Adjustable rate is an interest rate that changes, based on changes in a published market-rate index.
APR is an annual percentage rate which is a measure of the total cost of the loan expressed as a yearly percentage rate. All APRs are calculated by the lender.
Appraisal is an estimate of how much a house would sell for if it were sold; also called its market value.
Appreciation is an increase in a home's value.
Cap is a limit on the amount an adjustable interest rate may go up or down during a specified time period. The first number is the maximum increase allowed for one adjustment period; the second is the total increase allowed over the life of the loan.

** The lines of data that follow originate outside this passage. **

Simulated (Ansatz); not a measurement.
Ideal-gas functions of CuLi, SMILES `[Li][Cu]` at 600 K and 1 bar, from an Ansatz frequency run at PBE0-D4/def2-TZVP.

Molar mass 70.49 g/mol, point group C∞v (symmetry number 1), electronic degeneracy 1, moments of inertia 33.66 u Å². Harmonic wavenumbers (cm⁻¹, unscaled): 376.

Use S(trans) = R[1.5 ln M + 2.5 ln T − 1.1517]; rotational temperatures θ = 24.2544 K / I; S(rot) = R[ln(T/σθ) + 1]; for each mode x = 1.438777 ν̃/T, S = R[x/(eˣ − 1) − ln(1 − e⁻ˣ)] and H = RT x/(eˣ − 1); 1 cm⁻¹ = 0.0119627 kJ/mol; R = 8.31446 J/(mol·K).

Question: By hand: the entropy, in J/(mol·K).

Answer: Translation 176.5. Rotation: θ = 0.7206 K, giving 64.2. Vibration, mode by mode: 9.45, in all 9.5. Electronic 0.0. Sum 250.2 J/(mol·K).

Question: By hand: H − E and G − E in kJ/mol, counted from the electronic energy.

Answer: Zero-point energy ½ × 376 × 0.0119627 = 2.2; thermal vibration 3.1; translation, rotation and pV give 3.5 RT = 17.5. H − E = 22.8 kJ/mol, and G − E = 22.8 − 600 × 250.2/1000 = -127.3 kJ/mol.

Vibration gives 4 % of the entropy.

Closing is a meeting where documents are signed to "close the deal" on a mortgage; the time a mortgage begins.
Expected interest rate - HECM program- the expected rate is fixed throughout the life of the loan and is used to determine payments to the borrower.
Federal Housing Administration (FHA) is the part of the U. S. Department of Housing that insures HECM loans.
Fixed monthly loan advances are payments of the same amount made to a borrower each month.
Home equity is the value of a home, subtracting any money owed on it.
Home Equity Conversion Mortgage (HECM) is the only reverse mortgage program insured by the Federal Housing Administration, a federal government agency.
Index is the basis for setting an adjustable rate.
Initial interest rate - HECM program- the interest rate that is first charged on the loan beginning at closing; it equals the one-year rate for U.S. Treasury Securities, plus a margin.
Jumbo loan is generally for higher-valued homes; Offers higher payout compared to HECM loan limits.
Leftover equity equals the sale price of the home, minus the total amount owed on it and the cost of selling it; the amount the homeowner, heirs or estate would get when the house is sold and the loan is paid off.
LIBOR or the London Interbank Offered Rate is a daily reference rate based on the interest rates at which banks offer to lend unsecured funds to other banks in the London wholesale money market (or interbank market).
Line of credit is amount of money available from loan for future draws.
Loan To Value (LTV) is the amount available to borrow as a percentage of your home value.
Lump sum is a single loan advance at closing.
Margin is used to calculate the loan's monthly interest rate; Margin + index = new rate when the loan adjusts.
Maturity is when a loan must be repaid.
Mortgage Insurance Premium (MIP) - HECM program- the premium paid for required mortgage insurance, whereby the government guarantees homeowner has access to funds if loan issuer goes out of business.
Non-recourse mortgage is a home loan in which the borrower can never owe more than the home's value at the time the loan is repaid.
Origination is the process of setting up a mortgage, including preparing documents.
Origination fee is a one-time fee paid to the lender at the time the loan closes.
Proprietary reverse mortgage is a reverse mortgage product owned by a private company.
Reverse mortgage is a home loan that gives cash advances to a homeowner, requires no repayment until a future time, and is capped by the value of the home when the loan is repaid.
Right of rescission is a borrower's right to cancel a home loan within three business days of the closing.
Servicing is administering a loan after closing, such as maintaining loan records and sending statements.
Tenure advances are equal monthly payments as long as at least one borrower lives and continues to occupy the property as a principal residence.
Term advances are equal monthly payments for a fixed period of months selected.
Total Annual Loan Cost (TALC) rate is the projected annual average cost of a reverse mortgage including all itemized costs.